John Humphrys asks: are new recommendations to bring reckless bankers to book the right ones?
Ask people who they blame for the financial meltdown and subsequent economic slump of the last few years and most would not hesitate. Bankers. Ask them again whether those same bankers have been properly brought to book and, again, there would be little hesitation. No. Now an influential committee of eminent figures has said pretty much the same and they have told us what they think should be done about it. Are their recommendations the right ones?
The Parliamentary Commission on Banking Standards was set up by the government last summer less in response to the alleged responsibility of bankers for the crisis of 2007/08 and more as a result of a later scandal. This was the revelation that leading banks conspired to rig the ‘Libor’ rate, a hugely important rate of interest used as a benchmark for almost all other rates. But the commission chose to look at the problems of banking in much broader terms.
It was chaired by the redoubtable chairman of the House of Commons Treasure Select Committee, Andrew Tyrie, and included, among others, the former Tory chancellor, Lord Lawson, and Justin Welby, the new Archbishop of Canterbury and a man, unusually among bishops, with a professional background in finance.
The theme of their report, called ‘Changing banking for good’, is the need to restore a sense of responsibility to banking. This is hardly surprising since irresponsibility has been the defining hallmark of the reputation of banks in recent years. Bankers have been charged with irresponsibility in at least three distinct ways.
During the boom in the decade or so before 2007 they are accused of aggressive and wholly irresponsible lending practices which include:
- pressing loans on people who simply could not afford them;
- gross irresponsibility in hugely expanding the balance sheets of the banks;
- famously paying themselves enormous salaries and even more enormous bonuses irrespective of whether their activities were in the long-term interest of their banks, let alone of the wider economy.
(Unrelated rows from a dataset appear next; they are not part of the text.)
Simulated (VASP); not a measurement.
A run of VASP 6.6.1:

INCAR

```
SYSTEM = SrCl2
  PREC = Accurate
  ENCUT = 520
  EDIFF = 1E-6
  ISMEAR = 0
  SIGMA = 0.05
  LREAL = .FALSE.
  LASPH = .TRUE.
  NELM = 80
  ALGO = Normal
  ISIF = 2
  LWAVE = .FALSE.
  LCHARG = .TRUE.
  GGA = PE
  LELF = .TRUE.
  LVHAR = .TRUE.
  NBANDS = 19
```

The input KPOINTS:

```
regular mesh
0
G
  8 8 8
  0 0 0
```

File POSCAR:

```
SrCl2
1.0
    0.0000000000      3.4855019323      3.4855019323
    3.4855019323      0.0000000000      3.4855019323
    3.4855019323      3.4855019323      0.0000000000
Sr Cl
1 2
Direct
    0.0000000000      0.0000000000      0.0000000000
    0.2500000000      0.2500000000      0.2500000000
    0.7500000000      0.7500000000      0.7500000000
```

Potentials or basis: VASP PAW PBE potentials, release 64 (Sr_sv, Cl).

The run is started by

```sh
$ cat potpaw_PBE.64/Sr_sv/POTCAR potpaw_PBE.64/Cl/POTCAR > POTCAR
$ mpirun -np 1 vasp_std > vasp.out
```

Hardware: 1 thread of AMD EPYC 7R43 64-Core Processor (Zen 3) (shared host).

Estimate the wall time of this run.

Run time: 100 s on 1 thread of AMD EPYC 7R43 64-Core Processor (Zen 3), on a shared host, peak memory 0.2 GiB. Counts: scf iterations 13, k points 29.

The banks’ defenders arguer that however excessive their behaviour may have been, they were not the prime culprits responsible for the economic woes of the last few years. Instead, they point the finger both at central banks, for keeping interest rates artificially low and thus flooding the world with money the banks had to find a way to put to use, and at governments for pursuing ‘light touch’ regulation.
But even if the banks were not the sole villains of recent economic history, there is no doubting that their behaviour contributed hugely to the mess we have all found ourselves in. Finding ways to prevent them from doing it all again was the task the commission set itself.
Presenting its report Mr Tyrie said: “This is not a bank bashing report. I hope the higher standards it advocates will help revive the banking sector and the UK generally.” But the report is unequivocal in making clear how much the commission thinks those standards need to be raised. It says that “one of the most dismal features of the banking industry” that emerged from the evidence the commission took was “the striking limitation on the sense of personal responsibility and accountability of the leaders within the industry for the widespread failings and abuses over which they presided.” Mr Tyrie added: “Personal accountability is little more than an illusion in many parts of banking, especially at senior levels.”
Many of the recommendations in the 571-page report focus on making those who work in banking, especially at senior level, take more personal responsibility for what they do. Bank regulators should reform the approval system for the appointment of senior executives, assigning specific responsibilities to named individuals so that the buck cannot endlessly be passed. It wants bank chairmen to work full-time, rather than part-time as is often the case now.
The commission says that the current remuneration system for senior bankers rewards failure and needs radical change. In particular it wants to put an end to sales-based incentives and to change the whole way bonuses are paid. It does not share the view of the European Parliament that bonuses should be capped – many people think such a cap could easily be got round simply by converting excess bonuses into higher salaries. Instead the commission advocates the paying of bonuses in the form of bonds and making them deferrable for up to ten years, with a clawback capacity in the event of banks getting into trouble as a result of irresponsible decision-making by those awarded bonuses.
Perhaps the most eye-catching recommendation is that there should be a new crime of “reckless misconduct in the management of a bank” with prison sentences available as an ultimate sanction.
Although banks are the main focus of the commission attention they are not alone in being rebuked for their behaviour. The government itself is charged with a level of interference in the running of partially nationalised banks such as RBS and Lloyds TSB that is “clearly not acceptable”. When I spoke to the Chancellor George Osborne a few days before the report was published he did not attempt to deny that he had been a party to the resignation of the chief executive of RBS, Stephen Hester.
It will be for the government to decide how much of what the commission recommends should be implemented. It will receive plenty of contrary advice. It will be argued that the recommended regulation of senior bankers is too draconian and will act as a disincentive to able people thinking of going into the industry. It will also be pointed out that if banking is more tightly regulated in Britain than elsewhere, banks here will up sticks and go elsewhere. Given the increasing dependence of the British economy on financial services, such an outcome would be a case of cutting off one’s nose to spite one’s face.
So, given popular anger at the banks for their past behaviour, are the commission’s ideas justified or could they be self-defeating? And you have other thoughts on what should happen to them, what are they?